Hey, NFL suits. Draft prospects are more than 40 times, hand spans and arm strength. Just ask USC's John David Booty, LSU's Matt Flynn and Kentucky's Andre' Woodson. We began following their draft odysseys back in January. Now they're finally meeting one-on-one with GMs and coaches to share who they are on the inside. For our fourth "This Way to the Draft" installment (see the first three on ESPN.com; search: NFL Draft '08), our three signal-callers told us which of their many character traits they're pushing in sit-downs. Then we checked their references. And because tangibles do still matter, Scouts Inc. draft genius Todd McShay weighed in with each draftee's status. Time's running out to change that.

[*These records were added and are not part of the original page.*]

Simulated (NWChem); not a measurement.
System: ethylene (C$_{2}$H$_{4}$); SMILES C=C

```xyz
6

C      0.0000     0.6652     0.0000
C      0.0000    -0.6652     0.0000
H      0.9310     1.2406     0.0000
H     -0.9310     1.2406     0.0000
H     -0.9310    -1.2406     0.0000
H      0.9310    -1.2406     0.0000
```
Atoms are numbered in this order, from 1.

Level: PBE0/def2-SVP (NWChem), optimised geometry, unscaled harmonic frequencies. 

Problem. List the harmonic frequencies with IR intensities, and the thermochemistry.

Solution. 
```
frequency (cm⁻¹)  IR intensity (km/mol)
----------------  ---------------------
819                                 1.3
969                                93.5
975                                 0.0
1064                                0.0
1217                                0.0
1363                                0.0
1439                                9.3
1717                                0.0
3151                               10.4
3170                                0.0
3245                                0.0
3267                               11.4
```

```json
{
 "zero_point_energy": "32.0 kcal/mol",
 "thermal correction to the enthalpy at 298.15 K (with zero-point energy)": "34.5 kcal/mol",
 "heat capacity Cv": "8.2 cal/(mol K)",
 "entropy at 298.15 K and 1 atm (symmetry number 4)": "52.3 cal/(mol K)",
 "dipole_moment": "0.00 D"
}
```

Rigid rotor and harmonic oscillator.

By Luke Cyphers, Alyssa Roenigk and Carmen Renee Thompson
Photograph by Jamie Kripe
MATT FLYNN, LSU
CHARACTER TRAIT: Scrappiness
Alvin Flynn, dad, Baylor QB from 1967 to '69: "My dad nicknamed Matt Iron Head when he was little, because you couldn't tell Matt he couldn't do something. He understands what he's up against now. He'll be fighting to stay on a team, but he's confident in his ability."
Ty Wright, Flynn's best friend since elementary school in Tyler, Texas, Cubs minor league outfielder: "We were like Lloyd and Harry from Dumb & Dumber—always goofy and competing. But being that competitive helped put us in the situation we're both in now."
Gary Crowton, LSU offensive coordinator: "Against Arkansas, Matt separated his shoulder diving into the end zone. He came out, got a shot and went back in. When the shot wore off, he got another one and went back in. When that wore off, he got another. He's a tough kid."
McSHAY's STATUS REPORT
At the combine, Flynn showed good physical ability and had nice measurements: 6'2", 228 pounds and a 4.79 40. However, he had some of the smallest hands. That's an issue. He'll probably be drafted, but he needs to throw well at his March 26 pro day. During that workout, if I were he, I'd emphasize his strongest attribute—throwing on the move.
ANDRE' WOODSON, KENTUCKY
CHARACTER TRAIT: Resiliency
Robin Woodson, mom: "I don't know how he does it, but Andre' always finds a way back from adversity. After he had a tough Senior Bowl and all the talking heads were criticizing him, I was upset. But he just said, 'Mom, don't even listen to it.' I probably worry more than he does."
Rich Brooks, Kentucky head coach: "Andre' had the starting job as a sophomore and then lost it in spring practice. At that time, he didn't understand what it took to be a top quarterback, like being a student of the game. But he never quit and he figured it out. By the fall, he'd earned back his job."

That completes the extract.